Imagine a salesman must start in Paris, and fly to 4 cities (
London, Berlin, Rome, and
Athens).
What is the shortest route he can take?
This is a famous
problem which cannot be solved efficiently.
The
straightforward method is to
examine all possible route, calculate the length of each trip,
and choose the
smallest. Here is the list of all of the 24 possible trips (he
always starts and
finishes in Paris):
P-L-B-R-A-P P-L-B-A-R-P P-L-R-A-B-P P-L-R-B-A-P P-L-A-R-B-P P-L-A-B-R-P |
P-B-L-R-A-P P-B-L-A-R-P P-B-A-L-R-P P-B-A-R-L-P P-B-R-L-A-P P-B-R-A-L-P |
P-R-A-L-B-P P-R-A-B-L-P P-R-B-L-A-P P-R-B-A-L-P P-R-L-B-A-P P-R-L-A-B-P |
P-A-B-L-R-P P-A-B-R-L-P P-A-R-L-B-P P-A-R-B-L-P P-A-L-R-B-P P-A-L-B-R-P |
Why are there 24 possibilities? There are 4 choices for the
first city, then 3
choices for the next,
then 2 choices for the next, then 1 choice left
for the last city.
(The P's at beginning and end are fixed.)
So the number of possible trips is 4*3*2*1 = 4! (factorial) =
24
If the salesmen must visit 10 cities, there are 10! = 3,628,800 - over 3 million trips to examine.
The number of trips grows very fast as the number of cities grows.
The efficiency of the Travelling Salesman algorithm is O( N ! )

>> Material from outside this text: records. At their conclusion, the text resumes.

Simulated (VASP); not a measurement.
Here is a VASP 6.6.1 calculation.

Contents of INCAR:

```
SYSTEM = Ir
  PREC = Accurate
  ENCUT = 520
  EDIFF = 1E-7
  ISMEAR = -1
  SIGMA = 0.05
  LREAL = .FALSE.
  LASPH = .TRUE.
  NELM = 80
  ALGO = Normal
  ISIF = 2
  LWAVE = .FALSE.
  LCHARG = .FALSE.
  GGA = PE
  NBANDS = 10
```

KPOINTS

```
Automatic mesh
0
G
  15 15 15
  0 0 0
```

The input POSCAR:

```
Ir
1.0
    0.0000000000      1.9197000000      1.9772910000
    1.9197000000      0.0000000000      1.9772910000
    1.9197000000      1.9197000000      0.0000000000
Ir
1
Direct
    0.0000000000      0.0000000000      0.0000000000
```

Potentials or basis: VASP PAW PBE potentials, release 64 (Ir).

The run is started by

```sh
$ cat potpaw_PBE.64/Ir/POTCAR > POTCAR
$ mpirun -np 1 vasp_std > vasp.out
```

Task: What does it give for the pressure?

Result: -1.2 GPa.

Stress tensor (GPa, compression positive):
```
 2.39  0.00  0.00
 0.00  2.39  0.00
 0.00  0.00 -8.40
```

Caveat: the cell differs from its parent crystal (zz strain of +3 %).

The Travelling Salesman problem is an example of a problem
desperately in need of a
more efficient algorithm.
Although some clever programs have been
written for this
problem, the programs only guarantee
to get a good result, not
necessarily the best
result. This remains an unsolved problem in Computer Science.